YouTube is the second largest search engine behind Google which makes it a great place to get in front of your audience. One of the best ways to do that is by using a YouTube pre-roll ad, also known as a TrueView in-stream ad.
What is a YouTube pre-roll ad?
A YouTube pre-roll ad is the video that runs before the video you actually want to watch. They are skippable after the first 5 seconds.
And the best part is, you are only charged if someone clicks on the ad, watches at least 30 seconds, or watches the entire duration if the ad is shorter than 30 seconds.
Who will see my ads?
There are many different ways you can set up your targeting for pre-roll ads. You can create audiences based on website visitors, YouTube channel subscribers, YouTube channel watchers, watchers of specific videos, similar audiences (like Facebook’s lookalike audiences), or using demographic and interest-based information.
The best results for this ad unit usually come from using retargeting. Someone is more likely to interact with a video or at least not press skip immediately if it is a brand they know and are interested in.
When you set up your first YouTube pre-roll ad campaign, begin by targeting your low-hanging fruit like website visitors. Or if you have a large following on YouTube, start with people who are subscribed to your channel or who have already watched your videos.
What video should I use?
Let me start with what you shouldn’t use. You should not use a pre-existing video you have lying around that may or may not be relevant. You should create a new video that is deliberately made for where the ad will be shown. By the way, this is true of any ad. You should not use blanket creative for different ad units and placements.
If you have a personal brand or a spokesperson for your company, videos that use a person talking to the audience perform well. It’s a more personal touch, especially for audiences that already know and trust you.
The most important task in creating your pre-roll ad is capturing attention within the first 5 seconds. If they hit skip, you lost them. Give them a reason to keep watching.
One way to accomplish this is by talking directly to your audience. If you’re selling fishing bait, start out by asking, “Are you a fisherman?” or “Do you want to catch bigger fish?” You are qualifying them right away.
You can even add “If not, press skip now.” This ensures you don’t waste money on people who aren’t potential customers. And the people who do answer yes to your initial question are more inclined to stick around to see what you have to say.
Now that you have the attention of the people most important to you, get to your call to action quickly. Once you identify a problem and offer the solution, tell the people what you want them to do. “I created a guide with the best bait solutions that will help you catch the biggest fish in any scenario. Click now to download the guide for free.”
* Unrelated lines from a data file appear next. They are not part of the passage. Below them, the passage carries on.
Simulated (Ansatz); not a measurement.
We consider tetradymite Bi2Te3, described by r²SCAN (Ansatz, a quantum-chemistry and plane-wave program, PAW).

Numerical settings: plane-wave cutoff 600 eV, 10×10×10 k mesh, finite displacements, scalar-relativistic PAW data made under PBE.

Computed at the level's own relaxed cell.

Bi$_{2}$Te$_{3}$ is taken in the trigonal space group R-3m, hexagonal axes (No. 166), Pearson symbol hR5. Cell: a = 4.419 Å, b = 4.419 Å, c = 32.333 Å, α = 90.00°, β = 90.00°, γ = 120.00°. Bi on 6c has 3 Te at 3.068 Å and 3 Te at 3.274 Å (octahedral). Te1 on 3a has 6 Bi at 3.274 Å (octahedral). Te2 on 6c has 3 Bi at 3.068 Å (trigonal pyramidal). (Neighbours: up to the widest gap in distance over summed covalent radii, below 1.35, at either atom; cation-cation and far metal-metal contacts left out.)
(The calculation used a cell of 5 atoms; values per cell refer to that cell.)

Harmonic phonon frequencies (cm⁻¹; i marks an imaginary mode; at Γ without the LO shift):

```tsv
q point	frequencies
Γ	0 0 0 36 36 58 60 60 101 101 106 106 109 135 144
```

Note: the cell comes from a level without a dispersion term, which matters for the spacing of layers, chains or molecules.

While presenting your CTA, include a large, clear button that makes it easy for the user to take action.
Finally, end your message around 25 seconds. Freeze the final frame and let that run for 5 seconds. This forces the viewer to take action. They will either click through to your website or they will click skip. You either get the action you wanted, or you don’t get charged for a full ad impression if they click skip. It’s a win-win!
How should I optimize my ad?
All videos should always, always, always have captions. In the age of mobile and auto-play, this is the easiest optimization that can instantly have a huge impact on video performance. This is less important on YouTube as it is on Facebook. Most people on YouTube are deliberately there to watch video whereas Facebook browsers might not be. Nevertheless, you should always have captions available for those who are not using sound.
Include a YouTube card. A card is the link that shows up in the top right of the video with info symbol.
You can choose to have the ribbon show up with text towards the beginning of the video before your CTA button appears. Spacing those two out will create less noise and distraction by focusing on just one CTA at a time. Remember to keep all CTAs the same, don’t let users get distracted!
Utilize annotations. An annotation is a linkable box you can add to a video with or without text. This is what you want to use for your CTA button in the video. You can use a transparent box if you added a button in the video, or if not you can color and stylize a box with text to look like a button.